If you’re tech-oriented in any way - down to just being occasionally curious - then you should have heard about vector search. If you haven’t or still feel a bit lost, here is an introduction that will make it all clear.

A brief history of search

Human memory is unreliable. Thus, as long as we started to collect ‘knowledge’ in written form, we had to figure out how to search for relevant content without rereading the same books repeatedly. That’s why some brilliant minds introduced the inverted index. In the simplest form, it’s an appendix to a book, typically put at its end, with a list of the essential terms-and links to pages they occur at. Terms are put in alphabetical order. Back in the day, that was a manually crafted list requiring lots of effort to prepare. Once digitalization started, it became a lot easier, but still, we kept the same general principles. That worked, and still, it does.

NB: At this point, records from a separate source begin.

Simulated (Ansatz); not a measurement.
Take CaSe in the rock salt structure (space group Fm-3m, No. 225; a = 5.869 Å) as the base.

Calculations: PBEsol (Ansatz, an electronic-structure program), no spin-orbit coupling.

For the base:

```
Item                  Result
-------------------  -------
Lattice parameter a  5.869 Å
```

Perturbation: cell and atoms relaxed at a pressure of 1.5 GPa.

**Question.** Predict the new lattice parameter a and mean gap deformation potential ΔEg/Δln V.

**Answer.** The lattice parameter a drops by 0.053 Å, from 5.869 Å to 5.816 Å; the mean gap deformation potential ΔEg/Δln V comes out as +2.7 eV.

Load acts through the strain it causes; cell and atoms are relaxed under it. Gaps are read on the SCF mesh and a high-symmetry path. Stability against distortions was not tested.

If you are looking for a specific topic in a particular book, you can try to find a related phrase and quickly get to the correct page. Of course, assuming you know the proper term! If you don’t, you must try and fail several times or find somebody else to help you form the correct query.

A simplified version of the inverted index

Time passed, and we haven’t had much change in that area for quite a long time. But our textual data collection started to grow at a greater pace. So we also started building up many processes around those inverted indexes. For example, we allowed our users to provide many words and started splitting them into pieces. That allowed finding some documents which do not necessarily contain all the query words, but possibly part of them. We also started converting words into their root forms to cover more cases, removing stopwords, etc. Effectively we were becoming more and more user-friendly. Still, the idea behind the whole process is derived from the most straightforward keyword-based search known since the Middle Ages, with some tweaks.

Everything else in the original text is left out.